In the 1870s, shipping traffic through Lake Superior increased tremendously. Realizing the lack of a safe harbor between Whitefish Bay and Grand Island, the Army Corps of Engineers began upgrading the harbor at Grand Marais in 1881. Over the next ten years, the Corps dredged the harbor and constructed a 5,770 feet (1,760 m) timber pile breakwater stretching across the harbor. A shipping channel was dredged into the harbor, and two timber crib piers 700 feet (210 m) long were built to each side of the channel. These piers were extended one section at a time.

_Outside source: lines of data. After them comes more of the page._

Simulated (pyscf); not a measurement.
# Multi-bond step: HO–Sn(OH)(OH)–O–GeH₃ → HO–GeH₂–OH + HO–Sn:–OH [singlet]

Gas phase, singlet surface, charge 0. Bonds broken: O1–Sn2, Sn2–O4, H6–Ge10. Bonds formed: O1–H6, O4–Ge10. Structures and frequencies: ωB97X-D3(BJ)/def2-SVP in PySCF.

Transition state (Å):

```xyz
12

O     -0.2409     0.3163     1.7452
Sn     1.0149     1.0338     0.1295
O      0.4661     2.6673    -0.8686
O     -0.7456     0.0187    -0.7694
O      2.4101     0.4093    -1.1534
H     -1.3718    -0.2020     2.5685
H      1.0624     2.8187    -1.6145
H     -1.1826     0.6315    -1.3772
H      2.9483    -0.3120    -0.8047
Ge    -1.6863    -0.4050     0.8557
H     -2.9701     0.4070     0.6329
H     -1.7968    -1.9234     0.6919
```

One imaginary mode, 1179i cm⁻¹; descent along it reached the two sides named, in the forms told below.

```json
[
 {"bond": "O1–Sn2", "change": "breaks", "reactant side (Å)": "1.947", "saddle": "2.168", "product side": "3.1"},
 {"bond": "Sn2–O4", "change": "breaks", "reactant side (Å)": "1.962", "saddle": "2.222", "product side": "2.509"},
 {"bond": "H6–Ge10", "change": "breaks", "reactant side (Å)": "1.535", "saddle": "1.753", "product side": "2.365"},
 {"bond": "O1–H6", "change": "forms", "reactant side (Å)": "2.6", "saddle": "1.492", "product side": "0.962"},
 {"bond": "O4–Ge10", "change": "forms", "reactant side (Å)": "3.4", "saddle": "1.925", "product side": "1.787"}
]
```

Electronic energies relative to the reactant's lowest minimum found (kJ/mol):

As the work on the harbor neared completion, the Lighthouse Board decided that navigation into the harbor would be improved by the addition or a light and fog signal on the head of the western pier. They requested funding for a light in 1892, and Congress allocated funds in 1895. The Board quickly drew up plans and awarded contracts to build a prefabricated light, and the new tower light was in place by November 1895. A fog signal originally located at the Point Iroquois Light was transferred to Grand Marais, and no keeper's quarters were built, causing the project to be significantly under budget (although the keeper was reduced to living in a "temporary" shanty).
Realizing that the addition of a rear range light would improve navigation, the Lighthouse Board requested that the unused funds be re-appropriated toward constructing a second light. Congress agreed in 1897, and by 1898 the second light was fabricated and installed at the inner end of the pier.
In 1905, the west pier was extended 612 feet (187 m), and the following year the front range light was moved to the new pierhead. In 1908, a keeper's quarters was finally constructed. As larger vessels began traveling in the Great Lakes, the Grand Marais harbor decreased in importance, and in the 1940s the Corps of Engineers stopped maintaining the breakwater. It quickly rotted away, allowing sand to fill the harbor.